Deer Damage

My kale had a run-in with the local deer herd the other night … making me wish the local deer herd would have a run-in with … oh well, they are just deer doing what deer do do.  We live in an old suburb that has a lot of green space and even a community forest. The herd has a daily movement pattern that takes it around most of our village in 24 hour cycles. My house is across the street from a generally wooded route into the forest and the lot next to me was, until about 18 month ago, the only vacant lot in our old village. So, the lot next door was the deer’s path from the area behind me to the forest. I never had deer problems because it was just easier for the deer to stay in the lot and eat the vegetation there rather than to hop my fence and come into my more constricted and dog-smelly yard. Now there is a big ole house next door and the deer herd’s movements are more varied. So, several times this year they have hopped my fences and mowed some stuff down. The last big damage was to take my Travisio Radicchio down to the crowns in mid-season … no problem since killing radicchio by cutting the tops is akin to killing a dandelion by cutting its tops.

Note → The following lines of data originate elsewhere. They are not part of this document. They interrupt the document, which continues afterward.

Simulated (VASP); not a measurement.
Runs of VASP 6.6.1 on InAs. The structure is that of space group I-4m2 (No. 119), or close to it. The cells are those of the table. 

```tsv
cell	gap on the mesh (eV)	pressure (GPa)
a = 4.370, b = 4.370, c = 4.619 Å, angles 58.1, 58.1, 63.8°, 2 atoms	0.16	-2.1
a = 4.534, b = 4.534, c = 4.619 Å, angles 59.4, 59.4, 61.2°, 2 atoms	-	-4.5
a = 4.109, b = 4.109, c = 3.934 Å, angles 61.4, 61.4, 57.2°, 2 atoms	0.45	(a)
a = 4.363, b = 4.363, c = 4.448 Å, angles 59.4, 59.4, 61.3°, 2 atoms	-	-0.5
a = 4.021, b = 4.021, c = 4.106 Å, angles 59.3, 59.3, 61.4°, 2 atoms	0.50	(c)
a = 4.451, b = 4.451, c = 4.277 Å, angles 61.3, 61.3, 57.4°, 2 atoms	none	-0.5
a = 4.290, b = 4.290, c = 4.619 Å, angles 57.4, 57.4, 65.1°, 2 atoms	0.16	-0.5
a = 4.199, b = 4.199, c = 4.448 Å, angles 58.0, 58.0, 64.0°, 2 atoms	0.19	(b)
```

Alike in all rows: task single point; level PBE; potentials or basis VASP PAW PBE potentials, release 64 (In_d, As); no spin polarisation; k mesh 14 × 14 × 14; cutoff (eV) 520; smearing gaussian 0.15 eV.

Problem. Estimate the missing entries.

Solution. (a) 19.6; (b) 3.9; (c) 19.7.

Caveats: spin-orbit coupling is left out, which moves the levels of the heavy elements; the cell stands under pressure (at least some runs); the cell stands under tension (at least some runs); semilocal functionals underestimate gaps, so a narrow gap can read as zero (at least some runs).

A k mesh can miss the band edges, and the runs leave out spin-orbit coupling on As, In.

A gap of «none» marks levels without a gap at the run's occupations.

But this time they ate our kale. The interesting thing is that they only ate the big, coarse, lower leaves (being deer who prefer browse). That means that I still have the tender and more desirable smaller inner leaves.  They also ignored the collards right next to the kale … go figure. I was once worried about leaving these plants in the garden for fear that it would get too cold but now it is for fear that the deer will remember where they fed well.

No picts since I am too angry. But, thanks to a friend, things do even out. We made Bigos last Sunday. Bigos is Polish Hunter’s Stew … wonderful stuff with game, fowl, sausage, dried wild mushrooms, kraut … and anything else that fits the hunter theme. We had a very nice piece of venison in it. Maybe I should schedule our next Bigos dinner and invite the herd to participate.

BTW … when I lived and gardened in Connecticut, I lived on 10 wooded acres surrounded by 40-50 wooded acres. Deer were as thick as stones on the ground and my garden, therefore, was surrounded by an 8′ fence. In comparison, this deer episode is somewhat trivial.